Processing very large `vtkMultiBlockDataSet` - performance & pipeline suggestions // working example attached

M1kol4j · September 17, 2023, 11:16am

Dear ParaView experts,

Context: I am working on a very large astrophysical simulation. Our parallel code splits the computational domain into hundreds of thousands of small, independent, structured grids (typical size 24^3 gridpoints). In one variant of that simulation setup, these meshes are slightly tilted with respect to each other (see first figure). This is to cover the surface of the star.

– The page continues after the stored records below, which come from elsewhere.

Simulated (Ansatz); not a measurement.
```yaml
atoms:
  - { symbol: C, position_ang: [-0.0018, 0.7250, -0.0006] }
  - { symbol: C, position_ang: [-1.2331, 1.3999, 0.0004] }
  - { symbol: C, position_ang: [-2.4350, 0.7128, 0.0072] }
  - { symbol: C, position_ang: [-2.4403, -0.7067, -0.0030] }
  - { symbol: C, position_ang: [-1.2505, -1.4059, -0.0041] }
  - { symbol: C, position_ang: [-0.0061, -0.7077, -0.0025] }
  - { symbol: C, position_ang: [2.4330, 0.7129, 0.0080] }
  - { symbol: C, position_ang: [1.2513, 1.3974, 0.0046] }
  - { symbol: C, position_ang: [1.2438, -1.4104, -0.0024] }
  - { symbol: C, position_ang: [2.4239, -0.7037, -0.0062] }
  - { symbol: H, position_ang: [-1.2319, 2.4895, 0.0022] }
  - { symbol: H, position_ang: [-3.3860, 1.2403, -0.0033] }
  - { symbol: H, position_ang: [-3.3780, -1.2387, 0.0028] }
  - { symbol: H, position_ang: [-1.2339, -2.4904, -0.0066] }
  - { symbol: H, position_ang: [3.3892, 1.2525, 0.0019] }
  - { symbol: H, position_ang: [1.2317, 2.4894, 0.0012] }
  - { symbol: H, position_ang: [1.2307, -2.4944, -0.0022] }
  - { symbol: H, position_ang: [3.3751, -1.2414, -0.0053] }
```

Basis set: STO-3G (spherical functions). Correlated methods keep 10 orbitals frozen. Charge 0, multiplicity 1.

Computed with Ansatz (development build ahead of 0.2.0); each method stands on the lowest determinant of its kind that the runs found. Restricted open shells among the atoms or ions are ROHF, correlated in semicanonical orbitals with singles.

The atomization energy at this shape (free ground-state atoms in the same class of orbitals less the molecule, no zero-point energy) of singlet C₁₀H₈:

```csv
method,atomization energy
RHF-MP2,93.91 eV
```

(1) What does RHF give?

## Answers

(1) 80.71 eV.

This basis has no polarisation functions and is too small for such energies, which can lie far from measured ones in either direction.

Pipeline: To visualise such a setup, I first convert all tiny meshes from native format to individual *.vts files using the PyVista StructuredGrid() & save() functions. Next, I manually write the content of the *.vtm file from the list of all the *.vts files. The content of this file looks something like this:

<?xml version="1.0"?>
<VTKFile type="vtkMultiBlockDataSet" version="1.0" byte_order="LittleEndian" header_type="UInt32" compressor="vtkZLibDataCompressor">
	<vtkMultiBlockDataSet>
	<Block index="1">
			<DataSet index="10513" time="84.400000" name="Block-10513" file="VB96f_0211/VB96f_0211_10513.vts"/>
			<DataSet index="10519" time="84.400000" name="Block-10519" file="VB96f_0211/VB96f_0211_10519.vts"/>
			....
			<DataSet index="10543" time="84.400000" name="Block-10543" file="VB96f_0211/VB96f_0211_10543.vts"/>
	</Block>
	</vtkMultiBlockDataSet>
</VTKFile>

I have no problem reading this file in ParaView; despite this setup being made out of small cubes, a spherical cut makes a nice, smooth preview of the surface (see second figure), so

Kudos to ParaView!!

Issues and questions: The only problem this pipeline has is performance. By default I am firing up ./mpiexec -np 8 -map-by numa ./pvserver --disable-xdisplay-test --force-offscreen-rendering and I see that data is nicely distributed, but initial I/O takes forever (~40 min for our small case i.e., 10k of small meshes, until I see initial outline frame), and during readout, it looks like only one core is working.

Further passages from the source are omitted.